When it comes to former child stars, few have reinvented themselves as wildly as Neil Patrick Harris has. Getting his start in showbiz at 16 on the TV series "Doogie Howser, M.D." before a brief hiatus from the public eye, Harris now soaks up acclaim on the small screen, big screen AND the stage.
He's won raves for hosting the Tonys and performing on Broadway, helped spin CBS's "How I Met Your Mother" into a hit as ladies' man Barney Stinson, and showed just how potent (and hilarious) a mere cameo can be in two "Harold and Kumar" movies.
Now he's doing one for the kiddies, playing the lead human role in "The Smurfs," a mixture of live action and CGI that finds the actor starring alongside lovable tiny blue creatures. We got his Smurf name and more.
Were you a Smurfs fan growing up?
... -ish. I only knew of the Saturday morning Hanna-Barbera cartoon. But back when I was growing up, that's kind of what all kids did on Saturday morning, is sit there and watch "The Wonder Twins" and "Captain Caveman" and "The Smurfs." So that's all I really know of them.
They're really cute in 3-D.
I thought so, too. I love their eyes.
You must have been hugging air a lot on this shoot. Was that your first time doing a movie with so much CGI?
With such frequency. I was in a movie called "Starship Troopers" that had a lot of CGI in it, but I wasn't in much of that stuff. I mean I never shot with nothing when there was supposed to be a thing there. But it's much, much more intimate, the "Smurfs" stuff. But it's weird, you have to -- it's embarrassing initially, and then you have to get past that very, very quickly, because it's a movie. Weird to have a t-shirt that's got all these monofilament threads attached to it that are moving like this to make it look like they're crawling up and down your shirt while you're hugging and patting nothing. Very random.

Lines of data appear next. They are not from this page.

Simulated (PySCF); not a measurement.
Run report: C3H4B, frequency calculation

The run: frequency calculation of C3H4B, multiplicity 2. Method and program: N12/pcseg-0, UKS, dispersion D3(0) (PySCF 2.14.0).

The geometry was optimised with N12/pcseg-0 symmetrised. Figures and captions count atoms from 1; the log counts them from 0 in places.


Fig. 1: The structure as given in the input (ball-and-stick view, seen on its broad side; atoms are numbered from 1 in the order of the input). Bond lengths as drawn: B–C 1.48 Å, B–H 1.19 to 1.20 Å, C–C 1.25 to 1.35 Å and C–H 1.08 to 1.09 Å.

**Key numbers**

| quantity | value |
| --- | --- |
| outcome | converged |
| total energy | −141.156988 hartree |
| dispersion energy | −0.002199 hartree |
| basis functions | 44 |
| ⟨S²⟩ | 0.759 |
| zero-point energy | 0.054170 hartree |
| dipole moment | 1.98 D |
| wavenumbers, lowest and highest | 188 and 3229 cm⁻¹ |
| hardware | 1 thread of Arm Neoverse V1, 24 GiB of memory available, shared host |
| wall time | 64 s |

If you had to pick a Smurf name for yourself, what would you be?
I don't have any idea. I would say Variety Smurf. I'm drawn to magic and juggling and circuses and talents and live theater and stuff, so I'm an old school vaudevillian. Vaudevillian Smurf! That would be a good one.
That would be a mouthful.
Yeah, kids wouldn't even be able to say it.
Would you do another "Smurfs" if this one takes off?
I believe I'm contractually obligated to do another film if it goes, but the nice thing about that is ... the caveat is that if it's a success I get to do another one, so it doesn't feel like a chore. I'd love to. Obviously, it would be in everyone's best interest for the material to be good, so I would make sure that they weren't just doing a sellout sequel; but I think as you can hear from [producer Jordan Kerner] and [director Raja Gossnell], they care very, very deeply about the franchise and not only wanting it to be successful financially, but successful generationally, too.
What do you think is more likely: a "Doogie Howser" movie or a "How I Met Your Mother" movie?
"How I Met Your Mother" movie, for sure. Well yeah, 'cause Jason Segel's a big movie star. Alyson Hannigan's doing the "American Pie" movie again, she's done tons of movies. Cobie Smulders is in "The Avengers" movie, and I'm in "Smurfs." And Josh Radnor writes and directs his own movies. So that's an easier swing for certain.
What do you think would be the storyline for that movie?
Wow [laughs]. Maybe the bachelor party for Barney Stinson in Bangkok that goes terribly wrong?
So "The Hangover Part II."
Oh wait, yeah, that's already been done.
Where so many child actors have failed, you've survived or flourished. How did you pull that off?
I don't know. I mean, every person's upbringing is so unique to them and so instrumental to their emotional well being there's no way to know, but I had really lovely parents that were very conscientious of there being some kind of longevity in my head regardless of whether there was longevity on a screen. So, I attribute it to them.
[The way] the movie/TV industry is, you get everything you want when you're working. And when you're not, then you're struggling. So when you're a kid and you're getting everything you want from people at work, that's just a real tricky dynamic to have to process when it ends.... when you're Gary Coleman, and everything you want you get, and you're super-duper famous -- and then suddenly it ends, and that's happening to other people but not you, and your life is now not like that and you have to sort of come to terms with the realities of what actual life is, which isn't that all the time. It spins you around.
This was a huge weekend for the gay community of New York, with the legalization of gay marriage. What does it mean to you to see this law go into effect?
It's nice to see so many people that have been together for so long to be able to affirm their vows in a very positive experience. I congratulate all of them.
When are you getting married?
I have no idea.
What can we expect from "A Very Harold and Kumar Christmas"?
It comes out in November, it's in 3-D, and it will be a big stoner fest.
Do you have a bigger role in this one?
Probably about the same size as the last one. It always seems Harold and Kumar go on some kind of adventure and end up crossing paths with lots of various people, so I end up being in one of those chapters. But I think this one's pretty funny. Sort of speaks to my current place in pop culture.
Is there anything you can tell us about "The Muppets"?
I'm in a little cameo scene in it and I hope I'm not on the editing floor, or cutting room floor. I hope not. I hope I'm still in the movie. I had a great time. I mean, I was in awe of the process, I just wanted to be on set watching the puppeteers work.
Did you get to hang out for a while?
For sure. I befriended them and I was like a nerdy stalker that wanted to ask them all the questions about what glue they use and which X-Acto knife blade works the best for cutting foam.